Who Are You and What Do You Do?

Two simple questions that can illuminate how we see ourselves and our place in the world

“I am a mother of four and an Associate Dean at the University at Buffalo”

“I am a University leader who works to develop and leverage potential toward the greater good”

“I am a connector, facilitator, and creator of new community models and paradigms”

We all have access to an infinite number of descriptors and frames for characterizing who we are and what we do. The way we define or describe ourselves and our life work can vary with our mood, audience, or area of focus. But by putting ourselves out there in a way that is thoughtful and authentic, we can define our space in and for the world and invite others to engage, share, and co-create.

This morning when I was driving my daughters to school I asked them who they are and what they do. Claire quickly announced that she is a gymnast. And Natalie exclaimed that she is a lover of nature and animals. Obviously their depictions are incomplete, yet they serve as bold announcements of their core interests and passions which are still so beautifully clear and accessible.

As we grow older we often lose the brilliance of our passions, strengths, and gifts. We learn to become more understated in our introductions, qualifying the expectations of ourselves and others. We wear our titles and job descriptions like a yoke, yearning to unburden ourselves yet complicit in our own subjugation.

What is our fear of brilliance? Is it the association with bragging, boastfulness, or conceit?

How interesting that narcissism is on the rise with an insatiable thirst for material possessions and status. People yearn to be beautiful, successful, and powerful yet we cannot exclaim the importance of our mission or the passion with which we work and live.

Several years ago my oldest daughter told me that I am not like other mothers in that I love myself so much.

I could tell that her words were not intended to sting or embarrass, but that she was testing out an observation and trying to put her finger on a quality that she was drawn to but also a little afraid. I explained that I do love myself but even more importantly that I love my life. Every day I have opportunities to make a difference, to connect with people, and to learn.

She assured me that this wasn’t a bad thing…. just different.

Sometimes I have the urge to introduce others to the world and to point out the amazing things that make them so unique and important. In doing so, it is my hope that they will begin to see themselves as I do, and to appreciate the gifts that they have and the power that they possess to make a difference.

So try this… pretend that you are me describing you, and ask yourself…

Who am I, and what do I do?

What Will You Offer, What Will You Seek? Finding your place in the new Community Commerce paradigm

Forget about money, just for a second, I promise we’ll come back to it later.  For now it’s all about what you can offer.  Anything of value is fair game.  And by value I mean anything that is perceived to be of use- certainly any skills associated with your work or profession, but don’t stop there.  You can offer any hobbies, talents, or resources that could be wanted or needed by those in your community.

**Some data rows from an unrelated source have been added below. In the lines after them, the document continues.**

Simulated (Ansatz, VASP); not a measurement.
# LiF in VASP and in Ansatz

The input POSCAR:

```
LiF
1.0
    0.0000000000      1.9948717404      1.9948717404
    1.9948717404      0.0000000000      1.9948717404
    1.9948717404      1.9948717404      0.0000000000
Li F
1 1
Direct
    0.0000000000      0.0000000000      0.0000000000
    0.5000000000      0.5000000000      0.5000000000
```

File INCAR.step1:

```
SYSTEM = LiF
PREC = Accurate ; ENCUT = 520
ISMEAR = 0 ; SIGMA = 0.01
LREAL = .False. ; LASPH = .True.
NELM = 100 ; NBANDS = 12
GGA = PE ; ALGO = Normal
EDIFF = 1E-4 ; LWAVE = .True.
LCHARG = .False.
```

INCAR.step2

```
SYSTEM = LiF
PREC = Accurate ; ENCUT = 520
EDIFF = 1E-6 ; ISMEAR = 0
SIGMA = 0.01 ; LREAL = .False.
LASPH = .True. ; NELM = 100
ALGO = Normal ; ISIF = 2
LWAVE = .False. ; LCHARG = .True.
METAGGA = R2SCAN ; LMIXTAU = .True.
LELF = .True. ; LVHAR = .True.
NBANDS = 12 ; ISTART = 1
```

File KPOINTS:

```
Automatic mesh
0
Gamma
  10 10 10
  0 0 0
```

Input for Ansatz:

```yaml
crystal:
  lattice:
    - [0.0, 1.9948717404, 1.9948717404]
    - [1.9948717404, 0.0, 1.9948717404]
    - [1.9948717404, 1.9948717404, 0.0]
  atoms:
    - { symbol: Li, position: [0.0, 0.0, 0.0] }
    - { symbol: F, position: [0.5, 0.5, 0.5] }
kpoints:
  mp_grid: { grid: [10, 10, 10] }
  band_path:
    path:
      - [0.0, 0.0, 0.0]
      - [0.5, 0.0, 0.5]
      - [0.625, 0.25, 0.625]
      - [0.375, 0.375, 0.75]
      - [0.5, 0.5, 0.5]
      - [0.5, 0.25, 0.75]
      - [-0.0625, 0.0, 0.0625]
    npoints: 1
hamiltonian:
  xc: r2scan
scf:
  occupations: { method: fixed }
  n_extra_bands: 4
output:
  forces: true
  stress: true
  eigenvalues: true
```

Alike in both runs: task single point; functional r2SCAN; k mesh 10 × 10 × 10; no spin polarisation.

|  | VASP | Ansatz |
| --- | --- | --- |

People are ready, they are waiting for what you have to offer.  They search the website often, browsing through postings of resources and services, carefully reading bios and community reviews.  As with other posted services, costs for yours will be nominal, but note that they won’t go directly to you.  Instead, they will be paid to the community organization of your choosing, either in the form of a donation or service.  So cost will be no obstacle, your services will be accessible to all who can benefit.

Why will you participate?  Perhaps you are craving a community connection and seeking an avenue through which to serve and contribute.  But chances are that even if you see the humanitarian value, you are looking to leverage your services toward paid opportunities.  By occasionally posting on the site and foregoing any direct fees or payments, you know that the advertising potential is vast.  Since you can self-promote and provide links to professional sites and materials, each in-kind offering could yield significant future sales.  And since you can try out new offerings and ideas, you can use the portal as a low-risk incubator, helping to develop your offerings and brand.

It gets better. As a contributor you will earn community credits to be used both on the site and towards local services and educational opportunities.  Credits are determined based on the yield of your own offerings, so the more you earn for your designated community organizations, the more you can spend on your own growth and development.  Or if you prefer, you can designate your credits toward growth opportunities for others which in turn will earn you special designation on the site.

Clearly, it’s all about community development.  But because the costs for all featured services are kept low and information about providers and recipients transparent, the site attracts a large and diverse audience, and becomes a magnet for advertisers.  To be featured however, sponsors must highlight their own community service credentials, with their support dollars used to fund mentoring and seed grant programs, which further build out the site and surrounding community.

With virtually no overhead or infrastructure costs, the Community Commerce portal represents an exciting model for community and economic development.  It can be replicated in virtually any community across the world. And perhaps the most amazing feature of the model is that it is built entirely on the answers to two simple questions….

What will you offer, and what will you seek?